2. The representations and warranties of the Parties set forth in Articles II and III of the Reorganization Agreement shall be deemed to be qualified by reference to the updated Xxxxx Xxxxx Disclosure Schedules and Blackridge Disclosure Schedules, each dated as of the date hereof.
3. Section 6.08 of the Reorganization Agreement is hereby amended by deleting such section in its entirety and substituting the following therefor:
6.08 Designation of Directors and Officers. On the Closing Date: (a) Xxxxx Xxxxx shall resign from his position as a director of Xxxxx Xxxxx and Xxx Xxxxxx shall be appointed to fill the vacancy created by such resignation; (b) Xxxx Xxxxxx shall resign from each of his officer positions of Xxxxx Xxxxx; (c) Xxx Xxxxxx shall be appointed to serve as President of Xxxxx Xxxxx; and (d) Xxxx Xxxxxx shall be appointed to serve as Chief Financial Officer, Secretary and Treasurer of Xxxxx Xxxxx. After compliance by Xxxxx Xxxxx with Rule 14F-1 promulgated under the Exchange Act, the resignation of Xxxx Xxxxxx from his position as a director shall become effective and the appointment of Xxxx Xxxxx and Xxxxxx Xxxxx as directors shall become effective.
4. Sections 6.10 and 6.11 of the Reorganization Agreement are hereby amended by deleting such sections in their entirety and substituting the following therefor:
6.10 Cancellation of Xxxxx Xxxxx Common Shares. Concurrently with the Closing, certain stockholders of Xxxxx Xxxxx shall return to Xxxxx Xxxxx for cancellation 16,284,330 shares of Xxxxx Xxxxx Common Stock and shall be issued in exchange therefor four-year warrants to acquire up to 915,670 shares of Xxxxx Xxxxx Common Stock at an exercise price of $0.70 per share commencing one year following the closing date, so that 8,965,000 shares of Common Stock and warrants to acquire 8,965,000 shares of Common Stock shall be outstanding immediately prior to the issuance of shares to the Blackridge stockholders.

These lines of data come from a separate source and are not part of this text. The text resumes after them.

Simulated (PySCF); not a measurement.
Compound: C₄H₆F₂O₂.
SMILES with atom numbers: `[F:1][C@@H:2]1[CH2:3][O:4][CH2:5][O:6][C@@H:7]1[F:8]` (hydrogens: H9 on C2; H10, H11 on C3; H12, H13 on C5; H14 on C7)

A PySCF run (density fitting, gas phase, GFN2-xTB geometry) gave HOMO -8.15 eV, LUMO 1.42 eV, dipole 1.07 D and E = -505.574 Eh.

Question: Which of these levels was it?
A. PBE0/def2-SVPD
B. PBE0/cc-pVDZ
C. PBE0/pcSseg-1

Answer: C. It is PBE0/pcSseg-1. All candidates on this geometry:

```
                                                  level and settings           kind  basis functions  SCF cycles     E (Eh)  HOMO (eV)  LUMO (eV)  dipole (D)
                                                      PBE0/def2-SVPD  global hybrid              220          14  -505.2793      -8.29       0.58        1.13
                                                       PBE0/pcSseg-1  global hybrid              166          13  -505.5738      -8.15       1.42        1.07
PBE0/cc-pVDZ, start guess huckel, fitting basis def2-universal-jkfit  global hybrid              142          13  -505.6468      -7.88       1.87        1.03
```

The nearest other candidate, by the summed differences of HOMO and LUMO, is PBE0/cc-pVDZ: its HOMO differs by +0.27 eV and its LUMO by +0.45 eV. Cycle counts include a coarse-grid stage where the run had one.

6.11 Satisfaction of Xxxxx Xxxxx Liabilities. On the Closing Date, Xxxxx Xxxxx shall have total liabilities in an amount acceptable to Blackridge. Xxxxx Xxxxx and Blackridge shall mutually agree which of the Xxxxx Xxxxx liabilities shall be paid and satisfied prior to the Closing Date and which shall remain outstanding.
5. Except as expressly set forth herein, the Stock Purchase Agreement shall be unmodified and shall continue in full force and effect.
6. This Amendment may be executed in any number of counterparts, each of which shall be deemed an original, but all of which together shall constitute one and the same instrument.
IN WITNESS WHEREOF, the parties hereto have caused this Amendment No. 1 to Agreement and Plan of Reorganization to be executed by their respective duly authorized officers as of the date first above written.